Following a government order restricting the sale of stamp papers above R100 denomination by vendors, Madhya Pradesh is facing a severe crunch in the availability of stamp papers.
An RTI applicant from Ratlam district reportedly had to come down to Indore to buy a R10 denomination stamp paper. Mandsaur, Dewas and other districts of the state are facing a similar situation.
In July, the state government had put restrictions on the sale of stamp papers above Rs 100 denomination by stamp vendors across the state. The stamp paper crunch has also paved way for black-marketing with R50 denomination stamps being sold at R60, R100 stamp paper for R120 and so on.
A stamp vendor, Ashok Upadhyay said, "The government abruptly put a ban on the sale of stamp papers from July 10 through a notification."
The government's move was to promote the recently introduced process of e-registration and e-stamping in the state.

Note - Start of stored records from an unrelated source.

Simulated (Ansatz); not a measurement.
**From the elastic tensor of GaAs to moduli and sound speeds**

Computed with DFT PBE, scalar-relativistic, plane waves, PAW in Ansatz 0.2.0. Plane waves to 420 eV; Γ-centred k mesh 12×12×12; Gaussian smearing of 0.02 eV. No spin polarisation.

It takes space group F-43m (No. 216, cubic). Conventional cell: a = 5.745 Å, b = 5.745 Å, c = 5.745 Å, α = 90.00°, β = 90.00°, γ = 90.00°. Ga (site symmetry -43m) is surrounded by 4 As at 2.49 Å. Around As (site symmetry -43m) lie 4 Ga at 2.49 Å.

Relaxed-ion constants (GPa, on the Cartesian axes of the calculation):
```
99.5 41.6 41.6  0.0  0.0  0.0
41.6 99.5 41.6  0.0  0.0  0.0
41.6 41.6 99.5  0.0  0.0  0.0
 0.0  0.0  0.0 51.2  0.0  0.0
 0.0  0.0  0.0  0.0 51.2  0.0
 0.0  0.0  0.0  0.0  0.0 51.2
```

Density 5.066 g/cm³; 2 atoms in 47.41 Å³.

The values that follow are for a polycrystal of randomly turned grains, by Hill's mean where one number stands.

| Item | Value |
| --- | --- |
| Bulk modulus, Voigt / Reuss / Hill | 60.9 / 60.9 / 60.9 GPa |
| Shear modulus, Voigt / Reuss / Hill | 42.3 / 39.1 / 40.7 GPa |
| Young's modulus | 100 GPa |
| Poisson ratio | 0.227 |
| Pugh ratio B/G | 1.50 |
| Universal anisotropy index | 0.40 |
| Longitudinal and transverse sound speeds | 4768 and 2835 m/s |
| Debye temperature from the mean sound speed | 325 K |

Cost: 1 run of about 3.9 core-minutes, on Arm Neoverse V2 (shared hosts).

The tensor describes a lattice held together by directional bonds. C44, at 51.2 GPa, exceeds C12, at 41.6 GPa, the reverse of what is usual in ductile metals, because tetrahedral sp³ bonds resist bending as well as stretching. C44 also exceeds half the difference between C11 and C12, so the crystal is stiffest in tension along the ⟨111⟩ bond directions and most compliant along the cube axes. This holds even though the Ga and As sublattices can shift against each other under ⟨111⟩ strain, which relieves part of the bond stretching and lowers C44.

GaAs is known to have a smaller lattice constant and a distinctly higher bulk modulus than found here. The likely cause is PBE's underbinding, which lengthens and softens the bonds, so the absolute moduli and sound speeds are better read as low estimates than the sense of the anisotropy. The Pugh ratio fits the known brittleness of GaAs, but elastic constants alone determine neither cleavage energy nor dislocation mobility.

"But people's belief in hard-bond stamp paper still persists widely, as illustrated by an incident where a person attached 1,000 stamp papers of R20 denomination to pay a stamp duty of Rs 20,000," said Upadhyay.
R100 denomination stamp papers have been unavailable in Indore since August 10 and soon, R50 denomination stamp papers may also vanish, he added.
R500 and R1,000 denomination stamp papers are widely used for general agreements made on day-to-day basis such as rent agreements, sale-purchase agreements, indemnity bond, partnership deed etc.
The ban has affected about 10,000 stamp vendors and its businesses that are dependent on the sale of stamp papers across the state.
A law student, Akash Sharma recently moved the high court with a writ petition seeking the nullification of the notification as it may adversely impact the livelihood of stamp vendors who are completely dependent on sale of stamp papers.
Sharma said, "The state's treasury still has stamp papers worth R6,000 crore, out of which R500 and R1,000 denomination stamp papers account for more than R603 crore value." The stamp papers are lying unused in the state's treasury, he said, asking what the state would do with them.
Hearing his contention and noting protests staged by stamp vendors across several districts of the state, the division bench of high court slapped notices on the state government, seeking their reply on the matter.